Rural peasant Eliecer Ortega was on his own at his farm when soldiers burst onto his property to first kidnap and then murder him.
His wife, Eduvina Becerra, had to wait 15 years to hear his murderers confess and ask for forgiveness.
It happened during a historic two-day hearing of a special peace tribunal set up in Ocana — a town in northeastern Colombia near to where the 43-year-old’s husband was killed.
Ortega, a local rural leader who was known for his personality and thick moustache, was one of 120 civilians, mostly men aged 25 to 35, who were murdered in cold blood between 2007 and 2008 by Colombian soldiers and then presented as far left guerrilla fighters killed in combat in the area, a bastion of illegal drug crops.
In an unprecedented event, 10 former members of the military, including a general and four colonels, publicly admitted their responsibility in the crimes to the families of their victims.

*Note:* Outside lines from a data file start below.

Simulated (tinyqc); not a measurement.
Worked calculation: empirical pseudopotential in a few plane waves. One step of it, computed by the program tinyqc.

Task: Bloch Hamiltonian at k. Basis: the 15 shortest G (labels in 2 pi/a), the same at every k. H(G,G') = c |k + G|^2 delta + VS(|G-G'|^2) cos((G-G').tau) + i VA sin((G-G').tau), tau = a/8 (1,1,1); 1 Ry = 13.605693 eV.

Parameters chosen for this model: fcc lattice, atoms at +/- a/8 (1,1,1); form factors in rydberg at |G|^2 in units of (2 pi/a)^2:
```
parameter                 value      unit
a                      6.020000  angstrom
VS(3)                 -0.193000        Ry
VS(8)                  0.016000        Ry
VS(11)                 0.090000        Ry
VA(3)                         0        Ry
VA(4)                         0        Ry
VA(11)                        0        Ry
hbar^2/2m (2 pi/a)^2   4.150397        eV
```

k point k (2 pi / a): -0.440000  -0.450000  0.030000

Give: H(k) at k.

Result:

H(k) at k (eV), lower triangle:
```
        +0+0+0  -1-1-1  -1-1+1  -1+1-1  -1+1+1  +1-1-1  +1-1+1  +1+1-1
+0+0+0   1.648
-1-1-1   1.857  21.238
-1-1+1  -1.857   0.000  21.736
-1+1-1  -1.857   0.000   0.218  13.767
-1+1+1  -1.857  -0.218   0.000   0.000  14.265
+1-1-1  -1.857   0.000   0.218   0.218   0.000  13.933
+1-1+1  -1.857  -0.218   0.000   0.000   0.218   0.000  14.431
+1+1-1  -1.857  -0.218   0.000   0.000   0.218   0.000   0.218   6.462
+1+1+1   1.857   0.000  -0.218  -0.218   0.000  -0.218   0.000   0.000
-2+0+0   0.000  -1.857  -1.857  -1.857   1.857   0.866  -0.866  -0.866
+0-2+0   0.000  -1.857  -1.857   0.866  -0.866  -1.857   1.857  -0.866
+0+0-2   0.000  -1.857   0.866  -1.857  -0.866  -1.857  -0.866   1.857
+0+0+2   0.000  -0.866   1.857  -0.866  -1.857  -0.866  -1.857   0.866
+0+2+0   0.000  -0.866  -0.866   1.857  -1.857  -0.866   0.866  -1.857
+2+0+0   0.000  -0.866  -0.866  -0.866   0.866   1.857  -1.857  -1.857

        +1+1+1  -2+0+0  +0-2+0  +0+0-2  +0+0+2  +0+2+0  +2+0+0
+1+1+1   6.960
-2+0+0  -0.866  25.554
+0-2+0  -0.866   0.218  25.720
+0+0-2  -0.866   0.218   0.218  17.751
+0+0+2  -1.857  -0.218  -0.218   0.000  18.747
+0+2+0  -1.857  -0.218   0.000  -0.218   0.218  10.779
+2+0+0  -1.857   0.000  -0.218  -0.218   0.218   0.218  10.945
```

The most senior of them, general Paulino Coronado, who retired in 2008, said that even though he acted “by omission, I assume this legal responsibility… so that the Colombian people never again, never live again, these abominable moments.”
He denied having ordered the killings in his area of responsibility, but admitted to “not having acted diligently” in the oversight of his men.
“How can you say that your responsibility is by omission if you gave the order to your soldiers… and the whole army was aware of what they were doing?” said Zoraida Munoz, mother of Jonny Soto, a 22-year-old who dreamed of becoming a soldier before being kidnapped and killed by the military.
According to the Special Jurisdiction for Peace (JEP), some 6,400 civilians were murdered in a “systematic way” between 2002 and 2008 in areas of Colombia where far-left rebels operated.
In return, the soldiers were given bonuses, promotions and other material advantages.
Known as “false positives” it is the biggest scandal ever to engulf the Colombian military.
The soldiers took advantage of Ortega’s solitude “so that no-one realized they were going to take him away,” Becerra told AFP.
Like others at the hearing, she was wearing a black T-shirt with the words “WHO GAVE THE ORDER?” emblazoned on it.
– ‘My life collapsed’ –
Becerra’s husband was 38 when he disappeared in October 2007.
She said that she had gone to town to buy groceries, when soldiers took him from his farm where he grew yucca, coffee and pineapples and managed his community work while.
After two days of searching in vain, his “disfigured” corpse appeared in a cemetery in Ocana.
Becerra recognized him by his moustache and a silver ring on his finger.
In his wallet there were two photos, one of his wife and the other of his son, Yesid, who at the time was 10 years old.
“My life completely collapsed,” she said. In fear, the mother and son fled their village.
During the JEP hearing, former captain Daladier Rivera admitted “responsibility for the acts” and said he had provided the weapons that his men placed alongside corpses to pass them off as rebels.
Becerra sobbed uncontrollably as she listened to the confessions.
“You feel relief because our family name has been cleared to the world,” she later told AFP.
Ortega “was not a fighter or a guerrilla as they said,” but a simple loving father “devoted” to his son.
– Riddled with bullets –
The “Mothers of Soacha” collective, the most well-known family members of “false positives” victims, traveled to Ocana for the hearing.
Many of their children, living in Soacha on the outskirts of Bogota, seduced by false promises of work, were taken aboard army trucks more than 600 kilometers (370 miles) to Ocana where they were murdered.
Beatriz Mendez, a member of the collective, still does not know who killed her son Weimar Castro or her nephew Edward Rincon in 2004. Their murders were not covered by this hearing.
Although it “breaks the heart” she hopes one day to find out the truth.
Castro and Rincon were both 19 and unemployed when they went outside never to be seen alive again.
A relative heard on the radio that two “guerrillas” had been killed by the military in the mountains.
The two youths’ bullet-ridden bodies were later found “disguised” in military fatigues.
Mendez has a tattoo of her son’s face on her left arm and still remembers him dancing to Colombian cumbia and reciting poetry.
She believes the military killed him with help from right-wing paramilitary groups.
“I want to know the truth and I want to see them (the murderers) face-to-face,” she said.